Numbers don’t lie, unless they do.
There are thousands of ways to analyze a NBA playoff series.
And the most striking disparity between the Portland Trail Blazers and Los Angeles Clippers is this: 410 to 82.
That’s the difference in playoff experience between the veteran-laden Clippers and the upstart Blazers.
Those on the Clippers roster have played in a combined 410 playoff games. In the past four seasons, Los Angeles has reached the conference semifinals three times and lost in the first round once.
The Blazers’ roster, meanwhile, has a whopping 82 playoff games to its credit. Damian Lillard and Mason Plumlee are Portland’s, ahem, battle-tested veterans with 16 postseason games each.
The Clippers’ Chris Paul, JJ Redick, Jamal Crawford, Blake Griffin and DeAndre Jordan have played in more than 40 playoff games.
So, conventional wisdom makes this series easy to predict, right?
Surely, the savvy Clippers will step up their game while the wide-eyed Blazers wilt under the playoff pressure.
Conventional wisdom also said the Blazers wouldn’t come close to sniffing the playoffs this season.
I’m not predicting Portland wins this series; I have the Clippers in six. But relying on numerical cliches can be risky, especially with a team like Portland that has spent this season defying the odds.
“We may or may not have a lot of playoff experience,” Blazers coach Terry Stotts said this week. “But we have players who have been in the league for a while and we’ll be OK with that.”
The value of playoff experience is hard to quantify. There are veteran-laden juggernauts like the San Antonio Spurs and veteran-laden flops. From 2013-15, Brooklyn won just one playoff series despite having the veteran core of Paul Pierce, Kevin Garnett, Joe Johnson and Deron Williams.
Ask Damian Lillard whether playoff inexperience hampered him against Houston two years ago, when he hit the series-winning shot in just his sixth postseason game.
Sure, playoff experience is good if it’s the right kind. The Clippers have made a habit of playoff disappointments, including blowing a 3-1 lead to Houston in last year’s conference semifinals.
If anything, playoff experience paints the Clippers as a group that has plateaued, not one that has spent years building toward a breakthrough.
A few academic stat-heads have actually studied whether NBA playoff experience makes a difference. The results say it doesn’t.
In 2012, James Tarlow of the University of Oregon presented a study titled “Experience and Winning in the National Basketball Association” at the MIT Sloan Sports Analytics Conference.
Tarlow crunched the numbers of 804 NBA seasons played by 30 teams between 1979 and 2009. He found no correlation between a roster’s playoff experience and it’s success in the postseason.

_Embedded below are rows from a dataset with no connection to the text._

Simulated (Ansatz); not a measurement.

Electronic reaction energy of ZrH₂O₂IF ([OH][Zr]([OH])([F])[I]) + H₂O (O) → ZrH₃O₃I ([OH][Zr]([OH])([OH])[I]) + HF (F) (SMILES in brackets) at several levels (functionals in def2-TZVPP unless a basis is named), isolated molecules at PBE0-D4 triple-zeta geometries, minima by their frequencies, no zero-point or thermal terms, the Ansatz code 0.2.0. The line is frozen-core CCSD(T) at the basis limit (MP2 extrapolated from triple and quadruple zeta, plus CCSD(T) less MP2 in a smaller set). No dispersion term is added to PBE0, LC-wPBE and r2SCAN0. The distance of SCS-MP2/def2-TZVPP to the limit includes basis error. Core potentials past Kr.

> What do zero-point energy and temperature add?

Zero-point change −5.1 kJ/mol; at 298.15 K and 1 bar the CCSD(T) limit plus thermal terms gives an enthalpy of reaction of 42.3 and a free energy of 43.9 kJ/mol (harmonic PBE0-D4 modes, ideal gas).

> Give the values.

The study found more value in a coach’s postseason experience and how long a team’s five most heavily-used players have been on the roster together.
By those measures, the Clippers and coach Doc Rivers have an advantage over Portland.
There are many reasons the Blazers might not win this series against the Clippers. But it won’t be something as simplistic has a lack of playoff experience.